Past Event

Plant Walk

Rātapu 30 Mei

Sunday 30 May

2021

Jubilee Park

Pine tree with blue spray painted cross mark

Image courtesy of the artists.

You are warmly invited to join Miranda Bellamy, Amanda Fauteux, and Madison Kelly on a plant-focused loop walk. We will walk together as a group for approximately 45 minutes, briefly stopping at plants to kōrero about their lives and their stories.

The loop track is located in the park commonly known as 'Jubilee Park'. A pre-colonial name for the area between Belleknowes and Mornington, which would likely fall over the area of Jubilee Park, is 'Pokohiwi' meaning shoulder and provided in the book Māori Dunedin (1980). This book also offers the surrounding names Te Rara, meaning the rib, covering the hillside of the Southern Cemetery area and Te Au, meaning the mist, applied to the area above Arthur Street School.

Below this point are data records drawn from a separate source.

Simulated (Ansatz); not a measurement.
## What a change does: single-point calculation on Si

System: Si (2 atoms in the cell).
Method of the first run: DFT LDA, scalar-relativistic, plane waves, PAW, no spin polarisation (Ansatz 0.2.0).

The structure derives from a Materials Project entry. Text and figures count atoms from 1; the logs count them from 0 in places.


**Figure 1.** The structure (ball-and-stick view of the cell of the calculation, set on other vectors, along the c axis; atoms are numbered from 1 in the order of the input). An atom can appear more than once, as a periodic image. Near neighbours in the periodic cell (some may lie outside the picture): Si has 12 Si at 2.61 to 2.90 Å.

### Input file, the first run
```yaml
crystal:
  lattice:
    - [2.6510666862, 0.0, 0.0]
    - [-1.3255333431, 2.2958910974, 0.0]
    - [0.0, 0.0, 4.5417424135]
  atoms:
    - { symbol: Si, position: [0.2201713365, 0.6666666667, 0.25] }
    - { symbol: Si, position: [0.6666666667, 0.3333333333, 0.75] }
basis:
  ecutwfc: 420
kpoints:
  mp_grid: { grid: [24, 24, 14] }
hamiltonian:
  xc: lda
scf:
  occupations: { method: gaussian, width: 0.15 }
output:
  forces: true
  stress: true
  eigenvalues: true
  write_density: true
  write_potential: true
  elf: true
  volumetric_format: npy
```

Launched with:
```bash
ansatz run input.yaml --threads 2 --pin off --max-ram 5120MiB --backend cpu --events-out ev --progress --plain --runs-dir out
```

This will be an all weather event, so please dress accordingly and wear robust footwear that you don’t mind getting a little muddy. The path we will take is mostly unpaved bush tracks and there will be some slight changes in elevation. Please visit accessibel to view more information about the terrain. Hot soup and a warm drink will be shared at the conclusion of the walk. Please get in touch with Mya if you would like to discuss any access queries or would like help getting to the meeting place.

Meet at the parking area near the intersection of Serpentine Ave and Canongate.

The artists would like to sincerely thank CNZ for their support in realising radiata and the associated public programming. 

Miranda Bellamy and Amanda Fauteux

Miranda Bellamy and Amanda Fauteux are partners and artistic collaborators whose practice of listening to plants enables the critical revision of human histories through interdisciplinary and site-specific projects. They have responded to the stories of plants from the overgrown urban berms of New York City and hollowed-out forests of Vermont, to Aotearoa where their practice has held the tension between endemic and introduced plants. Bellamy holds a BFA from the Dunedin School of Art and Fauteux holds an MFA from Concordia University in Montréal. In June 2020 they were digital artists-in-residence with Artspace Aotearoa. They have been collaborating since 2019 and live in Ōtepoti.

www.mirandabellamy.com, @_miranda_was_here__
www.amandafauteux.com, @amanda.fauteux

 

Madison Kelly

(Kāi Tahu, Pākehā) is an Ōtepoti based artist, and lead guide at Orokonui Ecosanctuary. Grounded in drawing and field recording processes, her practice is concerned with nature-cultures in an unstable era.